Anyway, upon seeing all these lines I thought I’d stall a little and see if the line went down. I’d check my mail. I had one letter, in a plain white MC envelope. It was my degree audit. Attached was a sticky note: “Please contact our office about how the 19 hour JOU minor will be completed. Thank you, D. Mummert.”
What??? I thought. Surely they’ve got it wrong. At one point before signing up for class (maybe it was this fall), I had thought I maybe needed one more hour, but my advisors looked, and said I had everything; I should be good to go. And I believed them; I figured they knew more than I did. I know I must have sat there gaping at the audit for at least 10 minutes. I went to the Business Office to see if there was some mistake. Apparently the Mummert lady works there, and they said she was out to lunch and would be back soon. I went to the English Dept. Office to see if my advisor was in. The secretary’s a friend of mine, and I also saw my old friend Becky in there. She checked and said no. I told them what was going on and they tried to help. Mrs. Janet looked at it and said I had all my required classes, so there shouldn’t be a problem. We talked about the possibility of changing my minor, something I really don’t want to do. Finally she told me, “Go talk to Mrs. Mummert. She’s real nice and is in charge of graduating seniors. Don’t panic until you talk to her.” I put on a brave face, smiled, and said “ok.” Of course, once I got to the top of the stairwell, I had to choke back tears. I took a few breaths, composed myself, and went to Mrs. Mummert.
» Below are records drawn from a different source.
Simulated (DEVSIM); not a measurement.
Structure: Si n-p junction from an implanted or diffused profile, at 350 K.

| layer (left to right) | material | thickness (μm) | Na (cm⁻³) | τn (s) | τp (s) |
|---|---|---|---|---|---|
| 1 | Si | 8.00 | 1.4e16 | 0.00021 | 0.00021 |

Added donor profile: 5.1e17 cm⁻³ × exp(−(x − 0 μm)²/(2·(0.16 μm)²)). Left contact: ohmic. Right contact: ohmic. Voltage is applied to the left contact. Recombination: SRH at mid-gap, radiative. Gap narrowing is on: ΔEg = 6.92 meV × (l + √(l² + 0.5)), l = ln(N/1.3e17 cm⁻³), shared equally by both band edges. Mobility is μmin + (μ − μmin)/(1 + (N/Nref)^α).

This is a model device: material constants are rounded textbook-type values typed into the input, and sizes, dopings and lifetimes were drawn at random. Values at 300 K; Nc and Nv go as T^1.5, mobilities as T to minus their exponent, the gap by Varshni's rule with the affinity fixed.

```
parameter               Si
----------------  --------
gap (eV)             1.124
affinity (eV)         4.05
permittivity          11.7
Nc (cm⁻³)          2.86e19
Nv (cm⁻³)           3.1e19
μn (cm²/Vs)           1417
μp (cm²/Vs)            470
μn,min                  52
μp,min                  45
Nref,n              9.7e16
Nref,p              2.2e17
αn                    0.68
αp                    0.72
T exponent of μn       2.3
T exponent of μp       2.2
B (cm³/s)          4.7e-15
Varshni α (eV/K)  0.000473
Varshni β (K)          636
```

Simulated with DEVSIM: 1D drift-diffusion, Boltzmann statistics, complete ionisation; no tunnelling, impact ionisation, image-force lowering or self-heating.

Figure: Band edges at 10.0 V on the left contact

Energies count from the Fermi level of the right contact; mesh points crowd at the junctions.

She pulled my file, and did the math in front of me, and despite my weak hopes, she was not wrong: I was lacking by 1 hour. I don’t know that I’ve ever had such a moment of reality hitting home regarding how it really feels to “fall short” of something important; here was Romans 3:23 being played out before my eyes. She suggested I talk to the Communication Dept. I agreed, blinking back tears as she spoke.
I had to compose myself yet again outside Aven. Once I swallowed the lump in my throat, I went in and talked with Dr. Fortenberry. His immediate reaction was to suggest I “just” add another Collegian lab. That would be 3, meaning that for every paper (which comes out every other week, I think), I would have to write 3 500-word articles. Currently I’m doing 2/paper. This was definitely not an appealing option to me, and I knew it wouldn’t be to Dr. Nicholas. He draws the line at 3 labs at once. I told Dr. Fortenberry this, and he said, “Well he may have to make an exception if you want to graduate.” We proceeded to try to find Dr. Nicholas, but he’d already left. So this won’t be resolved until at least Monday. Dr. Fortenberry said, “It’ll be alright.”
I left in a complete daze. And by that time, I was running close on time. I went to Wal-Mart, and dropped off my picture. Then I went to Vicksburg (and of course got off on the wrong side of the frontage road and had to get directions), blaring Switchfoot all the way. I would have preferred something angrier, but it was the best I could do with what I had. And it suits pretty well for life-is-crappy-right-now-and-I’m-not-happy-with-it music. It was odd, I felt like I was on “public persona autopilot” as I did my interview. When I walked in the door, I was fairly normal. As I walked out to my car, I went into daze mode again. And it was in daze mode that I got my stuff from Wal-Mart, spent all my Dairy Queen birthday cake money (yeah, I didn’t get a birthday cake for my birthday, and I wanted to get an ice cream cake later this semester) on gas, and spent all but $1 of my actual money on lunch/dinner. I would say my emotions today have run from an upset daze to an angry daze to a hollow daze.
Right now I’m in hollow daze. I kinda feel like I’m “just here.” All day I’ve been trying to pick up the pieces from that transcript…it just completely blindsided me. And I don’t know what to do. I could try to do 3 Collegian labs, but could I? I already feel like I’m doing so much. I don’t know if I could handle doing much more. But then there’s the alternative, not graduating due to 1 hour lacking, and in my mind, that’s just not an option. Right now I’d feel like just throwing in the towel on it all, but in my mind I can’t not graduate in May. I trust that God will work somehow, but it doesn’t make dealing with it any easier.
I don’t know. I just don’t know.
I haven’t told my mom yet; I’m not ready to hear her upset reaction.
I’m gonna eat. And work. And try to forget that I have fallen short and will not know until Monday if it can be resolved.